- Cairn Energy says shareholders' comments played a role in the decision
- Several large shareholders objected to not being consulted, news reports say
- They also said the work being rewarded was a normal part of a CEO's job, the reports say
After pressure from shareholders, Scottish oil firm Cairn Energy has withdrawn a multimillion-dollar bonus for its former CEO.
Cairn said on January 10 its board would recommend Bill Gammell, now its non-executive chairman, receive share awards worth around $3.9 million for his work to successfully sell a controlling stake of the company's India assets in 2011.
Investors were expected to vote on the remuneration recommendation at the company's general meeting at the end of January.
In an announcement Tuesday to the London Stock Exchange, Cairn said it was withdrawing the bonus after it "noted the comments received from several institutional shareholders and their representative bodies in connection with the proposed share award."

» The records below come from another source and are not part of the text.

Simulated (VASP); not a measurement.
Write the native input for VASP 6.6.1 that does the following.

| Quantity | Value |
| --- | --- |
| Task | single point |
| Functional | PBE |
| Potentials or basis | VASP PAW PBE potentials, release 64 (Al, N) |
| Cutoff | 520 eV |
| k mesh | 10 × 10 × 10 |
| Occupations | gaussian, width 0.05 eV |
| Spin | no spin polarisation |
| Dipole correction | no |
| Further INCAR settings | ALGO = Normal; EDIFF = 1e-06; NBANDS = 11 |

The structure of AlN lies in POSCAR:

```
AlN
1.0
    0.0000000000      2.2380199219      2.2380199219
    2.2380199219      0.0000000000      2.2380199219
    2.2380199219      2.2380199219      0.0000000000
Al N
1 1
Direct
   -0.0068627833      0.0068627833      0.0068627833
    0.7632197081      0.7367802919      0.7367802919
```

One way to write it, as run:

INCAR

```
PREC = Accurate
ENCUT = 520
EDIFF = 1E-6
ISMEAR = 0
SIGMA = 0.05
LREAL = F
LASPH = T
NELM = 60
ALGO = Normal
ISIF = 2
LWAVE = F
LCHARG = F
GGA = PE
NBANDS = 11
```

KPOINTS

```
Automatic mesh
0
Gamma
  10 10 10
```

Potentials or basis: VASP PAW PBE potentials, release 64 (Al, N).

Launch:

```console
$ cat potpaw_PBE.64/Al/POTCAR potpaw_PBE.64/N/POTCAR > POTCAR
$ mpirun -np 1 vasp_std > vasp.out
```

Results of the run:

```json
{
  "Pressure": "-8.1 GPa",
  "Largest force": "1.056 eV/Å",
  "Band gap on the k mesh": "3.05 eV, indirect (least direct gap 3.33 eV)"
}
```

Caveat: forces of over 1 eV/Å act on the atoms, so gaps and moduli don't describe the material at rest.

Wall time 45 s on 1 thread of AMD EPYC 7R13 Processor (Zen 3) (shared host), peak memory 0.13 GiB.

Local media reports say some large institutional shareholders objected to a bonus for what is seen as the normal duties of a CEO and for not being consulted before the proposal was made public.
The withdrawal came one day after the British Parliament debated executive pay. The government is looking at ways to give shareholders more control over executive pay and bonuses in light of the recent economic crisis.
Cairn shares closed down 3.4% in London trading Tuesday.